Saturday, September 12, 2009

Week in review (9/6 to 9/12)

The White House during the week received a report from a special committee assigned to assess NASA’s goals. The panel recommends NASA shelve the idea of rapidly returning to the moon – the Constellation Program – and instead focus on nurturing a robust commercial space industry to handle short-term objectives.

The recommendations from the Review of U.S. Human Space Flight Plans Committee stops short of explicitly rejecting the goal of launching a mission back to the moon. All that hasn’t stopped NASA from moving forward on the Constellation Program.

During the week NASA and ATK conducted the first test of the Ares I first stage rocket motor. The test was in Utah. The solid rocket booster is planned for NASA's Ares I and Ares V rockets, key vehicles in the Constellation Program. Michoud Assembly Facility in New Orleans and Stennis Space Center, Miss., are key NASA facilities on the Gulf Coast, and both are involved in Constellation.

- QinetiQ North America subsidiary, Analex Corp., was honored as large business prime contractor of 2009 by NASA's Kennedy Space Center. It’s for engineering and technical management services. QinetiQ, of Fairfax, Va., has an operation in Long Beach, Miss.

The 33rd Fighter Wing ended a 30-year history at Eglin Air Force Base when the wing’s last three F-15s left the base during the week and headed for Arizona. The wing is preparing to host the Joint Strike Fighter Training School. The official transition doesn’t take place until early next month.

- Maj. Gen. Mary Kay Hertog has assumed command during the week of the 2nd Air Force at Keesler Air Force Base, Miss., from Maj. Gen. Alfred Flowers. The 2nd Air Force at Keesler is the Air Education and Training Command organization that oversees technical and combat training for 250,000 students annually.

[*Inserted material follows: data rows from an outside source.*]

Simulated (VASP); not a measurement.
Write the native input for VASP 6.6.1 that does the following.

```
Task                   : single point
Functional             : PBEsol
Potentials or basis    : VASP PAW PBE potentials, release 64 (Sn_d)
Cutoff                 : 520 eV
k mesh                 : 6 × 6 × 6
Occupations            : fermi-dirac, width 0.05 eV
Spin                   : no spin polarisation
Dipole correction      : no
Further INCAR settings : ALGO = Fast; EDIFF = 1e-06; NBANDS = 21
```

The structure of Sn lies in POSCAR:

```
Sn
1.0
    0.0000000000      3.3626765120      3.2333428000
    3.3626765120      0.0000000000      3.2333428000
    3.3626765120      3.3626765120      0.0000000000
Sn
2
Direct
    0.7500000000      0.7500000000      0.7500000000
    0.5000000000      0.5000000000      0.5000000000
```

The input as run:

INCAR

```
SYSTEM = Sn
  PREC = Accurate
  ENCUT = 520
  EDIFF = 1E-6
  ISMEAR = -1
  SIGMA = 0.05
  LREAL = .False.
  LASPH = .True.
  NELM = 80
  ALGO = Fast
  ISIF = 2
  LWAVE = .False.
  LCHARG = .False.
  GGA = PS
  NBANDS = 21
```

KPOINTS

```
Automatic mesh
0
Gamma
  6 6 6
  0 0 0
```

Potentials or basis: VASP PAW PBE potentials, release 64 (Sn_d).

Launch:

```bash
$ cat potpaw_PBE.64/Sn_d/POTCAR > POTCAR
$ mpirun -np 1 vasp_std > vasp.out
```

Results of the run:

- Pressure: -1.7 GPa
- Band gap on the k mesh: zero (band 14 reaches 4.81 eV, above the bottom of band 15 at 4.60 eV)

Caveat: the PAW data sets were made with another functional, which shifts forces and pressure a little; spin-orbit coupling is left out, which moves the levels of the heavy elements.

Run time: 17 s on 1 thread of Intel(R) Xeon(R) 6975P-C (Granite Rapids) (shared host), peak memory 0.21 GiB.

EADS chief Louis Gallois says Airbus did nothing wrong in a trade dispute with the U.S. over subsidies, and called for a negotiated settlement with Boeing. In an interview published during the week in La Tribune, Gallois defended the system of government launch aid, calling it more transparent than "opaque subsidies" he said Boeing receives. The World Trade Organization issued a ruling that has yet to be made public. The ruling is of interest to the Gulf Coast because Boeing is competing against the Northrop Grumman/EADS to build Air Force tankers. EADS wants to assemble them in Mobile, Ala.

- Alabama Gov. Bob Riley got a close-up look at the tanker during the week while he was in Europe. The Birmingham News reported that Riley flew for an hour in an aerial tanker built by EADS’ Airbus during a visit to Spain. Riley also toured EADS aircraft-assembly bays in Madrid.

At least three contracts of interest to the Gulf Coast were awarded during the week. Jacobs Engineering Group Inc. received the third of four one-year options, valued at $98.1 million, on a contract for the U.S. Air Force Air Armament Center at Eglin Air Force Base, Fla., and other locations. … Defense Support Services LLC of Mount Laurel, N.J., was awarded an $86.4 million contract for acquisition of aircraft maintenance support services for Tyndall Air Force Base, Fla. … BAE Systems Technology Solutions and Services, Fort Walton Beach, Fla., was awarded a $7.4 million modification under previously awarded contract to exercise option two for operation and maintenance support for facilities operating under Naval Computer & Telecommunications Area Master Station Hawaii.